Sunday, May 25, 2014

We Should Cocoa Challenge: Bake a Chocolate Cake For £1

This month Choclette has set a tough We Should Cocoa challenge with the brief to make a chocolate cake for £1. The challenge underlined just how difficult it is to incorporate anything fancy into your diet when living on a very tight budget. The much more sobering and harrowing challenge faced by so many experiencing extreme food poverty had been given world wide coverage earlier in the month by the Live Below The Line fund raiser. The many people who took part raised 5.5 million pounds by volunteering to live off just £1 a day for all of their food and drink needs for 5 days, and asking for sponsorship to do so. The money raised is going to help anti-poverty organisations across the world. Reading the blog diaries of others taking part made it painfully clear how difficult it was to balance the need for adequate calories with good nutrition. 
My £1 Chocolate Cake, well almost, I went 2p over budget.
So how easy is it to bake a budget chocolate cake worth the money spent on the ingredients and good enough to lift your spirits?  Quite a few bloggers have come up with £1 cakes and it has been fun to see what everyone has chosen to do. I went 2p over budget so points off for that!

This is a pretty basic chocolate cake with a few sacrifices of food ethics to fit the budget. To be clear the £1 budget did not include the cost of energy for the oven, or for all the hot water needed to wash up afterwards, just the ingredients. My cake before icing weighed in at 500g so a reasonable size for a small group of family or folks, should you be sharing.

The recipe I started from was a very old one I had used as a teenager from 'Mrs Beeton's Favorite Cakes & Breads', published in 1972 by Concorde Books and my copy is now falling apart.  I was thrilled when my aunt gave it to me for my birthday, if I remember correctly it was the first cookbook I owned and I have always loved baking.
 The recipe title in the book is Cocoa Cake (Economical Chocolate Cake) and as with many sponge cake recipes from the seventies it calls for margarine. I prefer not to use margarine but butter was beyond the budget so I swapped sunflower oil for the margarine and was relieved it did not spoil the texture of the cake. Further changes were needed to keep close to the budget so I used less egg and cancelled the vanilla extract. My icing was made with a 100g bar of supermarket economy plain chocolate (30p) which had very little cocoa solids in, and the water ganache I made with it was rather dull. My wish to have an iced cake was possibly a bad call. The 30p taken up by the chocolate bar could have been put to better use with some vanilla and the full amount of egg. I costed my eggs at the supermarket budget price, but I keep hens and ducks so I used what I had at home.

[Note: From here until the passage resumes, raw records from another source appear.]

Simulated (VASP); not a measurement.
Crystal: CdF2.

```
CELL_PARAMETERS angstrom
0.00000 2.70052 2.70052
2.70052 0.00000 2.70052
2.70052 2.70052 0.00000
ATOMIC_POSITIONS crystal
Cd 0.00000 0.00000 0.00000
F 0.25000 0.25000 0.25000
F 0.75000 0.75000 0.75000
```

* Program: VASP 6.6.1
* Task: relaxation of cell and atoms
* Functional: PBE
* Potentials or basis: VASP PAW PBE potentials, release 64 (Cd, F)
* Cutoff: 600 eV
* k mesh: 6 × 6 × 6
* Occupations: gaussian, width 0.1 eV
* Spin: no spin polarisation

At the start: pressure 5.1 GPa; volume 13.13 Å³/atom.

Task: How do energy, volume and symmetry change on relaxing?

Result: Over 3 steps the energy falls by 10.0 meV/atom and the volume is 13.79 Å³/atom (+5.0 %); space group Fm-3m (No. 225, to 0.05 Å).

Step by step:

 I love this style of recipe layout; books were crammed with recipes whereas now you get very few in relation to the size of the book.


The cake I costed was a half batch of this recipe but I made the full batch and produced the 500g cake and a dozen cup cakes. The original recipe calls for two 9" inch layer pans which you sandwich together with a frosting.

Ingredients adjusted for budget
115g sunflower oil (originally margarine)
340g granulated sugar
2 eggs (originally 3)
0.5 tsp salt
1 tsp baking soda
140ml milk
85g cocoa powder dissolved in 70ml hot water**
200g plain flour
0.5tsp baking powder
1tsp vanilla extract (omitted)

** I have never been able to get the cocoa powder 'dissolved' in 70ml of water so I also add in half the milk, pre warmed, to get the coca powder paste needed.

Oven 180C
Two  9" layer pans greased and floured or lined (I used a 17cm deep square tin).

  1. Beat together the sunflower oil, sugar and eggs in a large mixing bowl until paler in colour and thick and creamy, a hand mixer helps.
  2. Blend the cocoa 'paste' into the egg mixture.
  3. Sift the flour, salt and baking powder together.
  4. Dissolve the baking soda in the remaining milk.
  5. Add the dry ingredients to the creamed mixture alternately with the milk and soda.
  6. Add the vanilla if using.
  7. The batter will be quite thin. Pour this into the two 9" layer pans that have been greased and floured or lined with parchment.
  8. Bake the cake layers for approx 35 minutes, cakes will spring back when pressed once fully baked.
  9. Cool the baked layers on a wire rack.
  10. Frost as desired. (Water ganache with cheap chocolate NOT recommended!)




1 comment:

  1. Well I'm impressed you managed an iced cake Jill, even if you did go 2p over budget. I reckon you might have the most chocolatey of all the cakes as you've used quite a lot of cocoa powder AND chocolate on the top too. Interesting to hear the cheap chocolate didn't work very well as a water ganache. Until reading all these challenge recipes I didn't know there was such thing as a 100g bar of chocolate costing 30p! Thanks for taking part in this, I've found it to be the most interesting challenge I've done for a long time.